He adored acting and he wanted to pass on that passion, his son said.

"There was no mistaking my dad's love for the theater and acting," David Lesser said recently. "That Canterbury experience was really an outpouring of his love for his craft."

And it wasn't just Canterbury where Lesser spent his off-hours. His son said he volunteered at a North Hollywood senior citizens home and taught drama to special education students. He helped out at an adoption center. "He had a heart," his son said.

The kids appreciated him. On every closing night, when they handed out bouquets (yes, bought by a parent), there was always one for Lesser--their acting coach.
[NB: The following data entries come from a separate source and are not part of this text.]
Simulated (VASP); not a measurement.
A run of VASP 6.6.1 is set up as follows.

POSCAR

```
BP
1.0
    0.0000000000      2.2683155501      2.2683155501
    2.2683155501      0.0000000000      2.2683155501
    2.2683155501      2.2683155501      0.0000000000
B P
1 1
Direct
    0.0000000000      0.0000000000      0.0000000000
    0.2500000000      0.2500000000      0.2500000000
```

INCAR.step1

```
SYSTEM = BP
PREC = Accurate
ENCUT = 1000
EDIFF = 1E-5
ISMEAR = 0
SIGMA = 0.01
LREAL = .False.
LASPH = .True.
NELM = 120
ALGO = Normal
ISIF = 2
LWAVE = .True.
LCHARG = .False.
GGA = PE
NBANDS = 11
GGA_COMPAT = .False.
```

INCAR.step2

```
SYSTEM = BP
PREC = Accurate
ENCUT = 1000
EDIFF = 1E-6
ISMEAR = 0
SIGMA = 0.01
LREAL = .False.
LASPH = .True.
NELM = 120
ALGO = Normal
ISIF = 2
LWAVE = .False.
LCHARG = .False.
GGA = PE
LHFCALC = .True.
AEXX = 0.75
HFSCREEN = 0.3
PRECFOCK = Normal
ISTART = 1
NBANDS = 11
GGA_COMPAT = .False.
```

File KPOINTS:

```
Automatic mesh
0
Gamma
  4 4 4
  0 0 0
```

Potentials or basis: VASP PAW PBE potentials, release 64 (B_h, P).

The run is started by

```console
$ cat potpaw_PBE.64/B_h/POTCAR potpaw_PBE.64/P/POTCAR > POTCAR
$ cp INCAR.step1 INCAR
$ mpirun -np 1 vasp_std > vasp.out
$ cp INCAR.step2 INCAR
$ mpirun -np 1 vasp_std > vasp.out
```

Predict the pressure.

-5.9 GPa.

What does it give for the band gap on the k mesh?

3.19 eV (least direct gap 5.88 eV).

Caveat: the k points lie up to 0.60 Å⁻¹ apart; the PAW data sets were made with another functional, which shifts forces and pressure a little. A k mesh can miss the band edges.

A tribute to Len Lesser, posted on YouTube by YoungMulaVidz

The actor and his wife, Jan Burrell, were divorced in 1982 after 28 years of marriage. In addition to their son, David, Lesser is survived by a daughter, Michele, and three grandchildren.

Upon hearing of Lesser’s passing, Jason Alexander, Seinfeld’s hapless George Costanza, posted a remembrance on Twitter: Len was a tremendous guy. He was a smart actor/comedian who knew exactly what he was doing in the creation of Uncle Leo. I enjoyed many wonderful conversations with Len who was so openly grateful to be part of our show and so humble about his stunning contribution to it. I am so happy to have known him and my sympathies go to his family. But his was a fun life and he leaves many fans behind and many who will be enjoying his work for years to come.

"Hellooo" Uncle Leo. And goodbye. Sleep well. Much love.